“Lighten Up” Explores Comic Coloring

Lighten Up by Ronald Wimberly

Comic artist Ronald Wimberly put out The Prince of Cats through Vertigo a couple of years ago. He’s also drawn and colored some pages for Marvel, an experience he powerfully illustrates in “Lighten Up”, a comic posted at The Nib today. While working on the comics, he was asked by his editor to lighten the skin tone of a Latina character, and he writes about the thoughts that resulted from the request. Wimberly tackles institutional racism and comic coloring in a direct, illustrated fashion, and the use of comics to make his point is a perfect choice. You should read this.
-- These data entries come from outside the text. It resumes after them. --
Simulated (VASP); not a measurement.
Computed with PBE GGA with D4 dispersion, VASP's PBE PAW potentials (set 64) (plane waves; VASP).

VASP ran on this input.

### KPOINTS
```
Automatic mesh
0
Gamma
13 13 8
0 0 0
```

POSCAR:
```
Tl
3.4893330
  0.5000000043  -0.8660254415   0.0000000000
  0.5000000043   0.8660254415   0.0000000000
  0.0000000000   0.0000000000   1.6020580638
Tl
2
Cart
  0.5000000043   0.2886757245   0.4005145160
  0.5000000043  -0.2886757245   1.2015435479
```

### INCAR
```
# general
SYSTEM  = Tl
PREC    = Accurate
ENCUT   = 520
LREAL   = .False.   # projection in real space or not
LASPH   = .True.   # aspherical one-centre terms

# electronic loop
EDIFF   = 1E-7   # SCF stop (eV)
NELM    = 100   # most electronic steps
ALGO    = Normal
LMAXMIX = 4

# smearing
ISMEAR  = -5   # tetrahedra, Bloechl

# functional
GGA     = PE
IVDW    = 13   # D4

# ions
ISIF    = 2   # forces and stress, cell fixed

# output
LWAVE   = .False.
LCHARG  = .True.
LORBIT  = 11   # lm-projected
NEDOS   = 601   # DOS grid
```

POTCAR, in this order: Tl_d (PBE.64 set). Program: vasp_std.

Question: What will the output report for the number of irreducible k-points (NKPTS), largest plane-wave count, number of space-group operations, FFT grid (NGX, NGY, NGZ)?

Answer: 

Lighten Up by Ronald Wimberly

You can see more of Wimberly’s art at his Tumblr.


  • Mike

    Well, I’ve read his comic and would say that no, the editor’s question may not have been racist. There’s any number of reasons why an editor would request a colorist to change something. Here’ s what’s not said in his comic– how has the character been represented in the past? Perhaps the editor was interested in continuity with previous versions of the character. While it’s true that colors change under different lighting situations, characters are often presented in the same range of hues most of the time. We don’t know because we’re not told.

    Furthermore, the editor is not adamant about what color the character must be. She states that she has “heard” what the character’s ethnicity is, and she is making a decision based on her impression of what someone has told her. She did not say “I don’t care how she’s been described in the past; this character is now latina and white.” THAT would be racist. Obviously, the colorist has opinions based on color, and that influences how he chooses to add color to characters. if the editor heard latina, and that called to mind a particular image, then she is merely going through the same process the colorist went through. We don’t know what her experience has been with latinas in the past. There may also have been some other aesthetic reason the change was requested. We have very little information to go on.

    The most telling fact that this is not racist is that the colorist made no change and no one cared. If this was an issue of racism, then the art would have come back with instructions to change the color, making the color an important issue. The author of the cartoon would like to read some other reason into it, but more than likely it didn’t matter and no one pressed the issue. Sometime people just make comments because they feel they should to be doing their job. If you look at the message in which the editor identifies the character as latina and white, before that, she says that the art has to get to the printer quickly. So that probably had more to do with the decision to not worry about a non-issue more than white guilt about editors suddenly realizing they should never have said anything about a character’s color.

    I only respond to this because, while I agree that there should be diversity in comics and that there is racism in the industry, as there is in society, no one benefits from splitting hairs to the point that any distinction about recognizing the difference in culture or skin tone is taken as racism. The fact is that the character is a hispanic female. That is diversity. Arguing about how dark she should be to *really* be diverse comes the across as nitpicking that makes petty and undermines actual concerns about these issues. The fact that there are few if any black editors is a more salient point to argue.

  • He does say in his comic how she’s been represented in the past — the editor replies to him that “Melita’s changed over the years”. You’re also mistaken in calling him the “colorist” — he’s an artist who does his own coloring. I also think you have a different understanding of institutional racism than others do.

    While having a hispanic female character (who to my knowledge doesn’t appear any more) might be “diversity”, if she looks the same as the other women in the comic, it doesn’t help. And in my opinion, preferring “continuity” over diversity is why comics is such a mostly-white place.